XOR-CBC offers little to no protection, especially against known plaintext.
Let's take the definition of the question:
For $i=0$:
$$C_{i=0} \equiv \left(\bigoplus_{IV}^{P_{i=0}}\right) \oplus {K}$$
for $i \ge 1$:
$$C_i \equiv \left(\bigoplus_{C_{i-1}}^{P_i}\right) \oplus {K}$$
then an iteration for a given $i$ of XOR-CBC encryption is, for $i \ge 1$:
$$C_i = \operatorname{E}(K, C_{i-1} \oplus P_i) \to$$
$$C_i = K \oplus (C_{i-1} \oplus P_i)$$
The block size is necessarily the same size as the key size in this scheme.
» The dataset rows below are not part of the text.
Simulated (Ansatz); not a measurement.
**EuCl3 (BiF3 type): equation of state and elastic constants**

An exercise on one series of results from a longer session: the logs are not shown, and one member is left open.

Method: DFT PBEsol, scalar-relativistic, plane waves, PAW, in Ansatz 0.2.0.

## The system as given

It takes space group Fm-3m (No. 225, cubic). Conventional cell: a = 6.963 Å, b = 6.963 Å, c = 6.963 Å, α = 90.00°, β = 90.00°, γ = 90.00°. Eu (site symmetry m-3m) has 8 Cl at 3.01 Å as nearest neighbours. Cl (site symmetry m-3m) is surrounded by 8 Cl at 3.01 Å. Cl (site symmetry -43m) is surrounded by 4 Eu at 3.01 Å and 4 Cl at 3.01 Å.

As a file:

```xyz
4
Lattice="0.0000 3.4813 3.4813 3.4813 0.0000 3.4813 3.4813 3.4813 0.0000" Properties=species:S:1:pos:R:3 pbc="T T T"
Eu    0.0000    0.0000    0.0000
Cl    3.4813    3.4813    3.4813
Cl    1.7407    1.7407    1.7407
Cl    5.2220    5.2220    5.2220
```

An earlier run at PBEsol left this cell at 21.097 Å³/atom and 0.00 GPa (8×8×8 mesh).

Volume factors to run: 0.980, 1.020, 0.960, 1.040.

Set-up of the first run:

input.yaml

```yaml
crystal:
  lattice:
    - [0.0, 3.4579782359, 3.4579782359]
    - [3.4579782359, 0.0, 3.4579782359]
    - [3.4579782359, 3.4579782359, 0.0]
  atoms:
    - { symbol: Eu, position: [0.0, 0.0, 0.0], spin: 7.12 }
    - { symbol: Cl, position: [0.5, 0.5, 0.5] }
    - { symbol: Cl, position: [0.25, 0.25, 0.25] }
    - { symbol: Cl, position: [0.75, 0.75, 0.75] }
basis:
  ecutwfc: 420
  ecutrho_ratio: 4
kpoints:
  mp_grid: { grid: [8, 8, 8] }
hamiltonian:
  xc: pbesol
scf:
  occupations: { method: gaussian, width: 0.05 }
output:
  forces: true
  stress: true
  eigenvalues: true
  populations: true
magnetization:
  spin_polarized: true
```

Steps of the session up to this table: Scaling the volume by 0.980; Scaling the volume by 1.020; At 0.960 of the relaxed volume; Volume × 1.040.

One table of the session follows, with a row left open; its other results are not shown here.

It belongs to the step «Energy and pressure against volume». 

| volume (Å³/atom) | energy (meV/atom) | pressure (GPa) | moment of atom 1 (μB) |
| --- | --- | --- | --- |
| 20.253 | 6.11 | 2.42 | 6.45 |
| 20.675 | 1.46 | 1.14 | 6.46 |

Then let's show that the value of $K$ is immediately leaked if a single $P_i$ for a specific $i$ is known:
$$K = (C_{i-1} \oplus P_{i}) \oplus C_{i}$$
You simply XOR both sides with $K$ and then with $C_{i}$ to get to this equation, in case your math is rusty.
As the IV is generally known, information about the first plaintext block equality leaks information about the key.
Even worse, you can perform that attack for any known bit $b$ for any iteration, and you can combine those known bits of a key to find a full key, or to bruteforce the rest of the key.
$$C_{i,b} = K_b \oplus (C_{i-1,b} \oplus P_{i,b})$$
Now assume that $P_{i,b}$ is known (known plaintext) and $C_{i-1,b}$ is known, then $K_b$ is immediately known as:
$$K_b = (C_{i-1,b} \oplus P_{i,b}) \oplus C_{i,b}$$
Since the key is repeated, the above equation holds for any bit in the key: known plaintext at the same location (modulus the block / key size) will immediately expose the key bit at the same location within the block.
This is the original stronger attack that I had shown, which is slightly more complex and confusing. I showed it to indicate that known even a single bit of known plaintext already breaks the cipher. Each bit in the ciphertext only depends on a single bit of the key instead of all bits - as usual for ciphers!
The security in CBC relies for a large part on the protection of the key value that the block cipher offers. If that protection is taken away, then CBC mode - and most if not all other block cipher modes - will fail.
Also compare XOR-CBC with a one-time-pad where the key bits become known if the plaintext is known. For an OTP though the key stream should never repeat, so the the knowledge of the key bits doesn't expose any other information. XOR-CBC implies the reuse of the bits in the key.
So you don't even need "advanced" analysis like in tylo's answer. Commonly ciphers are required to be secure under for known- and even chosen plaintext and CBC clearly doesn't hold under assumption if XOR is used instead of a block cipher.